Chinese Internet Giant starts mining for Bitcoins

 Baidu, the Beijing headquartered Chinese Internet Giant, has launched a web service called Baidu Jinkuang which taps into unused hard disk space and extra bandwidth space of users to mine Bitcoins in exchange for real money.
Baidu in a statement put out some caveats to its users for this program which include a computer equipped with at least a "16-core CPU, 64 gigabyte of storage and 1 gigabit broadband network connection," according to a report in the South China Morning Post.
Once the initial requirements are met the technical team behind Baidu Jinkuang claim that by harnessing peer to peer content delivery networks, or in layman term, leasing the processing power of computers and banding them together to increase processing output...the rate at which Bitcoins will be mined will improve.

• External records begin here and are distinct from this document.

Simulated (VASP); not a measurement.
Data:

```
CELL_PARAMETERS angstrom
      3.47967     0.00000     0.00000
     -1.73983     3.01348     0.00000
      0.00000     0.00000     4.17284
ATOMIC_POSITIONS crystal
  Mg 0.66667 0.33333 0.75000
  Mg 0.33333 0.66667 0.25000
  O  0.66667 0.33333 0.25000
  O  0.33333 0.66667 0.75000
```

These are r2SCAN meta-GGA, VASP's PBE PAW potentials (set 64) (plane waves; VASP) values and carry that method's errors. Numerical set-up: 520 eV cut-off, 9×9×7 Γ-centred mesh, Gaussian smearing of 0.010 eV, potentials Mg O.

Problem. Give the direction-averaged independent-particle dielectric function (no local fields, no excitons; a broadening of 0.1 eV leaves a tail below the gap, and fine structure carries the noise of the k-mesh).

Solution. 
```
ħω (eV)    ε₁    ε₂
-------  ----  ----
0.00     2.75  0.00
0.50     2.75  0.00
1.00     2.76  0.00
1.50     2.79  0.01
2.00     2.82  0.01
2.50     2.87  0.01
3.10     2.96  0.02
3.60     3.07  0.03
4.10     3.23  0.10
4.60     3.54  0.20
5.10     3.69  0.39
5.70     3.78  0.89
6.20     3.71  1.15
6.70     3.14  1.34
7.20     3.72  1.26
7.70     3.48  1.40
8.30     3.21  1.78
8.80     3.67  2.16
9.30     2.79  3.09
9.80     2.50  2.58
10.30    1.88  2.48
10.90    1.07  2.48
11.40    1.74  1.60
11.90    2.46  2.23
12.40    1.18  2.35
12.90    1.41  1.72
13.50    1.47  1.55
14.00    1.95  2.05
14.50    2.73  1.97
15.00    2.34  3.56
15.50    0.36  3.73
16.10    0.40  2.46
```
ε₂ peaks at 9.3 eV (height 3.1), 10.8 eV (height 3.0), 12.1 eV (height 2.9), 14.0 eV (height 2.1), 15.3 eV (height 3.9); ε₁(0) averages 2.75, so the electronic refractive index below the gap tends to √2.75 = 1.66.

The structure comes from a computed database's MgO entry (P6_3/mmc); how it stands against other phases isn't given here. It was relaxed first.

Bitcoins are a part of a rising new genre of digital payments called 'cryptocurrencies' that work on blockchain technology with no centralised administrator. The value of a single Bitcoin has ballooned to over $8,000 this year from its humble beginnings of $10 a Bitcoin in 2012, with China being the leading 'miner' of Bitcoins.
Baidu, often called the Google of China, is well known for its ubiquitous search engine that operates within the boundaries of the 'Great Firewall of China' a tongue in cheek jibe at the Golden Shield Project, which is China's internet censorship and surveillance tool.